While mobilising people to work for ecological restoration, tbs emphasises three aspects: - Johads should be built to catch water;

- As the catchment areas are totally degraded, the forest has to be protected and regenerated to halt soil erosion; and

- There should be consensus within the community on the works to be taken up.

TBS's story spread by word of mouth. At a time when the region was totally degraded and drought had become chronic, the success story of Gopalpura came as soothing news. "The news spread like wildfire. The neighbouring village of Govindpura agreed to work with us immediately," remembers Narendra, one of the five young men who arrived in Kishori in 1985. An important way spreading the message of benefits johads has been the annual Pani Yatra (march for water), which tbs undertook in 1986. Of the 650 villages where tbs has worked, at least 500 were influenced by the Pani Yatra. The 1998 yatra covered 450 villages. Of these, 100 have already started working on johads and requests from 100 other villages are being processed.
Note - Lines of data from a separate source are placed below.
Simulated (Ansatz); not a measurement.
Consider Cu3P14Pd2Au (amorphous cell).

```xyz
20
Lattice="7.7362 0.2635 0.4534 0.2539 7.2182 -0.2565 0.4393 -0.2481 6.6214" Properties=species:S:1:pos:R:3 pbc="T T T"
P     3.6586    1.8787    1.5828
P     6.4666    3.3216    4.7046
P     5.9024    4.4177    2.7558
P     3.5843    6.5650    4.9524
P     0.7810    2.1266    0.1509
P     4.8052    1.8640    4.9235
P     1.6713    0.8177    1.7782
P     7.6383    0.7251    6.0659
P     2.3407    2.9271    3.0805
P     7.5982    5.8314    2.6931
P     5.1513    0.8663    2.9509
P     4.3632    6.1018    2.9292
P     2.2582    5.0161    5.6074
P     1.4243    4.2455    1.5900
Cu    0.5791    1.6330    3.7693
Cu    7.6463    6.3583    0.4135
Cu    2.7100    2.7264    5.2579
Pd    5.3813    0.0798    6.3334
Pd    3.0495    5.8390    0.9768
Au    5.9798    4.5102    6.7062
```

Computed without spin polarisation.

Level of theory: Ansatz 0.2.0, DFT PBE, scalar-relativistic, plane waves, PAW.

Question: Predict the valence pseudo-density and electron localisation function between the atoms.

In 1986 Gopalpura's residents volunteered labour and built two johads. And in 1987, Govindpura also started building a johad with community participation of 30 per cent -- the rest was provided by tbs. During the same year Gopalpura built four more dams and the village called back all its migrated residents. "My husband came back from Ahmedabad to work in the johads," grins Rukmani, 60, of Gopalpura. And within a year of starting work with the residents of Gopalpura, tbs was associated with 18 other villages, some of them 50 km away from Gopalpura.

As water harvesting traditions were not new to this region, it was easy to revive them. There were several water harvesting structures dating back to the time of the princely state. "So the effort was to remind people about their benefits and facilitating them to take up repairs," says G D Agrawal, former head of civil engineering at the Indian Institute of Technology, Kanpur, who has done an independent assessment of tbs's works.

When tbs expanded its reach, people were mobilised through numerous marches and meetings. "Water was made the focus of village life as scarcity of it caused all the ills the villagers were facing," says Sedu Ram, a volunteer with tbs who used to migrate earlier but settled down to regenerate his own village after hearing about tbs's efforts.

tbs has already organised more than 200 marches and countless meetings. "By any standard tbs's work in the 600-odd villages can be termed as the largest ever mobilisation of people for environmental regeneration," says Agrawal. "It is the effective village-level institutions that have made possible such a massive network managed entirely by the people," he adds.

Financial management
When tbs started work in Gopalpura, there was not enough to eat in the village. It tied up with a Christian organisation for food grains to be exchanged for labour. So, to start with, tbs's capital was 40,000 kg of wheat. As tbs's work has spread to more and more villages, community participation has grown: starting from three per cent in case of Gopalpura in 1986, it has now reached about 70 per cent (see graphs on p34: Promoting self reliance).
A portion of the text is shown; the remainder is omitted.